Local author seeks increased transparency in the modern church
When Joseph W. Smith III set out to do a Sunday School class on transparency, he was surprised at the lack of materials available to pull from.
“I looked high and low and couldn’t find one on the subject,” he said, except for one he found that was written 40 years ago and is now out of print.
“So, I had to develop the material myself and after I had been working on it for awhile, I had about 40 pages of notes,” he noted. It was then he decided he had enough for a book.
The author of two other books, Smith, who is an elder at New Life Orthodox Presbyterian Church and teaches at the Loyalsock Township School District, took about five years to write the book, “Transparency: A Cure for Hypocrisy in the Modern Church.”
Smith said he has been interested in church work and has been committed to a couple of small churches in the area since he moved here in 1989.
He contends that Christian churches in American have a problem with transparency.
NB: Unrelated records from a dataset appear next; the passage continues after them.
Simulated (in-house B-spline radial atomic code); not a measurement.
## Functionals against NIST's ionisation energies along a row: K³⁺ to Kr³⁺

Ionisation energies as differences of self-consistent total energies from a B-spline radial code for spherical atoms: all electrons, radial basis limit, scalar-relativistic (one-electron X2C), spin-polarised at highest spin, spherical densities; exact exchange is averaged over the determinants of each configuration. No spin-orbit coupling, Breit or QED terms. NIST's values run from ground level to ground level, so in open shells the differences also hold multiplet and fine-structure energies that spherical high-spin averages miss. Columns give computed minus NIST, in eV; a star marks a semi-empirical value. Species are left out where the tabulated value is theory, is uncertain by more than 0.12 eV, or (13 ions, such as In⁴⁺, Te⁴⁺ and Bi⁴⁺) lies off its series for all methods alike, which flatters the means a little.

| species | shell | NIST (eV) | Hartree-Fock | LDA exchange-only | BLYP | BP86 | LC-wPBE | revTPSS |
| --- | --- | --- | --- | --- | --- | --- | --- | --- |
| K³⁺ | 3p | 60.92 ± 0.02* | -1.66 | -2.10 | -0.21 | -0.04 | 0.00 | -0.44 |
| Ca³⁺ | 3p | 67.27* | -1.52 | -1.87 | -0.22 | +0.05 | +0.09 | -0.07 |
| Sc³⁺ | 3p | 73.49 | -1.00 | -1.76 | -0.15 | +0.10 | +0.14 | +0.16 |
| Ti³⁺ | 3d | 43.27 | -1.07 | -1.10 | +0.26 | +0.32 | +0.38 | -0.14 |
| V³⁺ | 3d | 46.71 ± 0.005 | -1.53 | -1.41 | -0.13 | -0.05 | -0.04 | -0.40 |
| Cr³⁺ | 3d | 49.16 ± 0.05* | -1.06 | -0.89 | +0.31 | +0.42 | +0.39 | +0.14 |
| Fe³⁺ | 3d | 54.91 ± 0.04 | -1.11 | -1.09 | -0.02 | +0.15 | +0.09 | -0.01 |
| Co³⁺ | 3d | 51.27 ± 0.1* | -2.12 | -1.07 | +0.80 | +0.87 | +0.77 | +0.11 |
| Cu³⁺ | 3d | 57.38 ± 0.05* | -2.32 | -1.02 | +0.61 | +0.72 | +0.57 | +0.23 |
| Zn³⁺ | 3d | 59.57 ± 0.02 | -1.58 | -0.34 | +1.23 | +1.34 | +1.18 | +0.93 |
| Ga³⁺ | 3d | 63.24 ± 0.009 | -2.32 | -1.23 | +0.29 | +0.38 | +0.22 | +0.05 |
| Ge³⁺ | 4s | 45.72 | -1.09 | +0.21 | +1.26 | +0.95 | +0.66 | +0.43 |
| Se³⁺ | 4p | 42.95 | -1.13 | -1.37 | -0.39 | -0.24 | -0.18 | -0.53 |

“I think people feel like they have to put their best face on before they go into church, especially if they’re a newcomer,” he said.
“It kind of goes along with our Sunday best clothes. So you leave your problems at the door. Especially if you have sins,” he added.
The origin of this tendency to not be transparent, Smith believes, begins at a young age in school, reflected in the book’s chapter titled, “He Who Is in the World: School and Cool.”
“In school, you learn you’ve got to be like everybody else,” Smith said. “You can’t be different. You’ve got to put on a face everyday and if not, you’re going to be seriously ostracized.”
“And then we become adults. We see television, movies, magazine, especially Disney, convey this … I think we’re so saturated in that. We have a lot of trouble telling people that my life doesn’t look like that,” he added.
The solution, he said, is for churches to be places where people can share with the hope that someone will be there to pray for them and to offer accountability.
“I would see it happening this way: church is over and you’re standing in the fellowship hall with coffee. Instead of talking about your daughter’s soccer game or what movie you saw last night, she would say, ‘I heard you’re having trouble at work,’ or ‘How is your job going?’ or ‘How’s your mother? I hear she was sick,’ or ‘Is there anything I can pray for you about?’ “ he said.
“We’re talking one-on-one, maybe three people just standing around. Just so we begin to open up more,” Smith added.
Smith cautions that it’s important to find two or three “safe” people with whom to share.
“You have to use your head. You can’t just share with anybody,” he said.
And, it’s also essential to have a relationship with those people.
“We come back to that word, authentic. Where my relationship is not just built on hey we happen to like the same football team and our kids go to the same elementary school,” he said. “That’s not much of a relationship.”
Smith continued, “A relationship is ‘Hey, listen to me, I want to tell you. I lost my temper with my kids on Friday. Have you ever done that? How do you fight that? Can you pray for me?’ “
Through this type of interaction, Smith contends, the other person thinks, “Wow, he’s a human being, too. I don’t have to come in here and pretend that I don’t lose my temper every now and then, because something tells me that he does that too. See how that would transform church into a very different place.”